Welcome mat is out in Glenham-Belford


`Something for everyone' in diverse, quirky area, one resident explains

July 14, 2002|By Lisa Wiseman | Lisa Wiseman,SPECIAL TO THE SUN

No matter who you are or what you're looking for in a home, Glenham-Belford will have what you need, residents say.

"There's something for everyone," said Dick Ullrich, 62. "The diversity and mixed stock of housing makes the area truly unique. There are large, individual homes, smaller single homes, duplexes and apartments."

"Each home has character. They're all different," said Cecilia Freed, 48. She and her husband, Brian, and their two children have lived in the area for 16 years. "We like our area, specifically because there is a lot of forestry. With all of the surrounding trees, you would never know you were in the city," she said.

Glenham-Belford is in Northeast Baltimore between the neighborhoods of Hamilton and Burdick Park and is not far from the city-county line.

The area of 2,900 homes takes its name from the four streets that make up its boundaries - Glenmore Avenue to the north, Hamilton Avenue to the south, Belair Road to the east and Harford Road to the west. Homes range in age from more than 100 years to ones built in the early 1990s when odd, leftover lots were purchased and houses constructed.
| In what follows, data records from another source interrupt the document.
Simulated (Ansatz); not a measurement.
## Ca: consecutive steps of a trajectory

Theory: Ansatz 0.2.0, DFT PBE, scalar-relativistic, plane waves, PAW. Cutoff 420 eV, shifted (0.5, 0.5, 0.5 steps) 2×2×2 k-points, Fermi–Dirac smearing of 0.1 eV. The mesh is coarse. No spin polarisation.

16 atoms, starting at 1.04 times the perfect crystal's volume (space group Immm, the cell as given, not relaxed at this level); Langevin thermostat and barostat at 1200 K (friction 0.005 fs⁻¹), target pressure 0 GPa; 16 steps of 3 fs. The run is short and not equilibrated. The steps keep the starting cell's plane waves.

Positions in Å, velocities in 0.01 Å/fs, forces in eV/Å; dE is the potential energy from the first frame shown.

"The variety here makes it an ideal place whether you're a renter looking for a house or apartment, a large family needing a big home with many bedrooms or just two folks like us, who need space to entertain," Freed said.

Ullrich and his partner, Mel Cantrell, have lived in the neighborhood for 10 years. During that time they have never had a problem with any neighbors nor have they ever felt unwelcome. From the very beginning, the couple found Glenham-Belford to be "very accepting," he said. "We did not know anyone before we moved in, but there was the perception that the neighborhood was very friendly."

"It's a very integrated neighborhood," Ullrich said. "People are willing to share and talk with each other and address issues together. ... People have not hesitated to work together."

Cathy Brennan agreed.

She and her partner have lived in the neighborhood for three years and have found it to be a very accepting neighborhood for gays. Of course, it's a great place for anyone, Brennan said. "We have friends looking for homes in neighborhoods that are relatively diverse and we tell them to come here," she said.

Brennan loves the quirky charm of her street, where no two houses are exactly alike. "You'll see a large Victorian home next to a newer brick house next to a little bungalow or Cape Cod."

Brennan, a code enforcement attorney for the Department of Housing, wishes more people knew about her neighborhood and others in the city where there are plenty of quality homes at affordable prices.

Brennan spent less than $80,000 for her single-family home, which was in move-in condition and sits on more than one-fourth acre.

"Everybody knows about Canton, Roland Park and Homeland," she said. "There are other great city neighborhoods out there that are not getting enough attention."

Glenham-Belford would be ideal for young professionals priced out of a "hot" neighborhood like Canton or Federal Hill or a couple looking for a first home, she said. "It's a solid, stabile, middle-class neighborhood."

Kathy Horner, president of the Glenham-Belford community association for the past two years, has lived in the neighborhood for virtually all of her life, first with her parents, and now in her own home. Well, she does admit there was that year spent in Perry Hall more than a decade ago. "I hated it," she said. "Everybody left for work at the same time, came home at the same time, walked their dogs at the same time. It was boring."

After that, Horner came back to Glenham-Belford and does not plan to leave anytime soon. Many other residents of the area also have lived in Glenham-Belford nearly all of their lives, she said.

Even when older residents decide to sell their homes, they still seek to stay in the neighborhood. Some seniors move to Everall Gardens, a Glenham-Belford housing complex run by Catholic Charities.

"Our population varies. We still have many older residents along with young families, single mothers who have moved here to escape problems of other parts of the city and people in their 20s and 30s," Horner said.

The community association meets every other month, and Horner has her core group of faithful folks such as Cecilia and Brian Freed, who attend nearly every meeting. Other folks "only show up when there's a problem," Horner said.

The community works hard to address any concern before it gets out of hand, Horner said. She's proud that Glenham-Belford was one of the first neighborhoods in Northeast Baltimore to form a community watch program. "We look out for each other here," she said.

Each year the association holds events such as holiday parties and picnics, and Horner tries to bring in guest speakers for most meetings. In the past, she's had principals and administrators from area public schools, police officers from the Northeast District and people from area businesses such as Leaf Nursery in Hamilton.